Intellectually, I know what it is.
But in my heart I have no idea how you hate someone for being different.
From a very young age, people have been racist against me.
Only, my parents didn't explain it that way.
They told me it was because I was different, just not what kind of different.
I was around eight or nine years old when I was finally told what race was.
That the neighborhood kids hated me because I was white.
Before that, color of skin hadn't crossed my mind.
It was like hair color to me. Some are blonde, some are brunette.
Only some of us are lighter, and some of us were a lot more tan colored.
I've tried to understand the thinking behind this many times, but I just don't get it.
To this day, I still have trouble remembering that not everyone is the same.
You have to be careful about what you say, you don't want to step on toes.
It's hard, because I don't actively think about skin tone and race.
It's kind of like knowing some one for a while, and going, "Hey, they're blonde!"
The information is there, it just doesn't register.
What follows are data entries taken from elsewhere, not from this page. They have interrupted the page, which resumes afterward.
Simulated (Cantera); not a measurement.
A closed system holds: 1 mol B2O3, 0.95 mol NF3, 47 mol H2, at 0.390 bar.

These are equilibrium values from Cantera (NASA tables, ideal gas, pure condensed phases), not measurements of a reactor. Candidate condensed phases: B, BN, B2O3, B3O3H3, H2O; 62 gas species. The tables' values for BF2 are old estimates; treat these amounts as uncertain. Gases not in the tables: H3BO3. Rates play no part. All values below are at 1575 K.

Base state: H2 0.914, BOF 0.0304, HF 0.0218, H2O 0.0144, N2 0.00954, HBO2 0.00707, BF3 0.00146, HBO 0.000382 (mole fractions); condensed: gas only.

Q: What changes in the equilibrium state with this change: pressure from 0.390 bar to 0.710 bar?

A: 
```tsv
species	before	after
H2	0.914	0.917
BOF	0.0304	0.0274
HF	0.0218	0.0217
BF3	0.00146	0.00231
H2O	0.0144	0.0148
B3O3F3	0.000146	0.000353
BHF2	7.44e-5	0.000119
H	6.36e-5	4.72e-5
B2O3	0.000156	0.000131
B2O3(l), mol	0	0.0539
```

I've told people before, that this is how I think, and they don't believe me.
And that is the sad part.
That when someone isn't racist, is when they are strange.
But I guess, that's life.
People were raised a certain way.
But in this debate of nature versus nurture,
I whole heartedly say racism is something we create in ourselves.
If my parents had raised me to dislike people because of the tone of their skin,
I would probably have a hard time seeing things from the eyes of some one
like I am today, to whom race is not even an issue, just a fact about them.
It's as insignificant as to me as if they were on the football team in high school.
But that is all I can say on that for right now.